In context: Netflix disclosed in its latest earnings report that it lost subscribers for the second straight quarter after more than a decade of sustained growth. Still, the video streaming giant is optimistic as the losses could have cut much deeper.

When Netflix reported Q1 results back in April, the company said it expected to lose as many as two million additional subscribers in the second quarter. In actuality, Netflix shed just half that at 970,000 subscribers during the three-month period ending June 30.

The second quarter was headlined by season four of Stranger Things. The highly anticipated original hit generated 1.3 billion hours viewed in its first four weeks to become Netflix's biggest English TV season yet. It also renewed interest in past seasons, with Netflix observing a greater than five-fold increase in views after season four dropped.

It's been a rough year for Netflix as the company's stock has lost more than 65 percent of its value since early January. Momentum has started to swing back in its favor as of late with shares currently trading at $204.55 but there is a lot of ground to make up to get back near that $600 per share valuation.

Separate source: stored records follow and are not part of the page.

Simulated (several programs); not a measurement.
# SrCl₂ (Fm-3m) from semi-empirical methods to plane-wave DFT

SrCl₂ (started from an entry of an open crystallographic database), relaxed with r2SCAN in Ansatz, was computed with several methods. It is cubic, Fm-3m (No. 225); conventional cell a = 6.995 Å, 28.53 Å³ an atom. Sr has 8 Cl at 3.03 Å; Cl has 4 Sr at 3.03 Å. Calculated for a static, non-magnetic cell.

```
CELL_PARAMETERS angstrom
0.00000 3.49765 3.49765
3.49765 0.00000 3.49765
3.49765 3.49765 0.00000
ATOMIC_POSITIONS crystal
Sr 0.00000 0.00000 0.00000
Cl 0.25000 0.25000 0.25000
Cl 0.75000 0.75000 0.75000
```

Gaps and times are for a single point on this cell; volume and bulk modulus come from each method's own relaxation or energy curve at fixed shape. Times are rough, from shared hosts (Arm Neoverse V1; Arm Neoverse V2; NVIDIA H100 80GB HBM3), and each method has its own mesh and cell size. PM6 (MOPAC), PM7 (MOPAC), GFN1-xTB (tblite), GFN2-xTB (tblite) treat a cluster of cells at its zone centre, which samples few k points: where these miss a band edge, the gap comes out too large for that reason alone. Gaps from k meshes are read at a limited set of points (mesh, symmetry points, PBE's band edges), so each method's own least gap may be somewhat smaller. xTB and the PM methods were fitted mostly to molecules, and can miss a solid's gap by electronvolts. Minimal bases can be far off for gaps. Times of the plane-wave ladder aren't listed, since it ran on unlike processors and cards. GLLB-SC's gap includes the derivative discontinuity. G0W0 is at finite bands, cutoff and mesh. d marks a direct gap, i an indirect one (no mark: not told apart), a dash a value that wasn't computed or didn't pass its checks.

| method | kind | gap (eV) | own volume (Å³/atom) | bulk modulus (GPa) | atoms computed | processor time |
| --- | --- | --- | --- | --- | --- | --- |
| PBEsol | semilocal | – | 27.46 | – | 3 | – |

Looking ahead to the third quarter, Netflix expects to add around a million subscribers. That's nowhere near the 4.4 million additions in the same quarter of the previous year, but any growth is better than further losses.

In related news, Netflix said its ad-supported tier will launch sometime in early 2023 as a lower-cost alternative to existing ad-free plans.

As announced before, Netflix is partnering with Microsoft to power the ad experience. It'll likely launch in a handful of markets initially in order to allow Netflix to iterate quickly as the offering expands.

Netflix also provided an update on the password sharing front, noting that it is in the early stages of monetizing the 100 million+ households that enjoy the service without directly paying for it. Testing of two different approaches is now underway in Latin America to help identify an easy-to-use paid sharing solution that can be rolled out in 2023.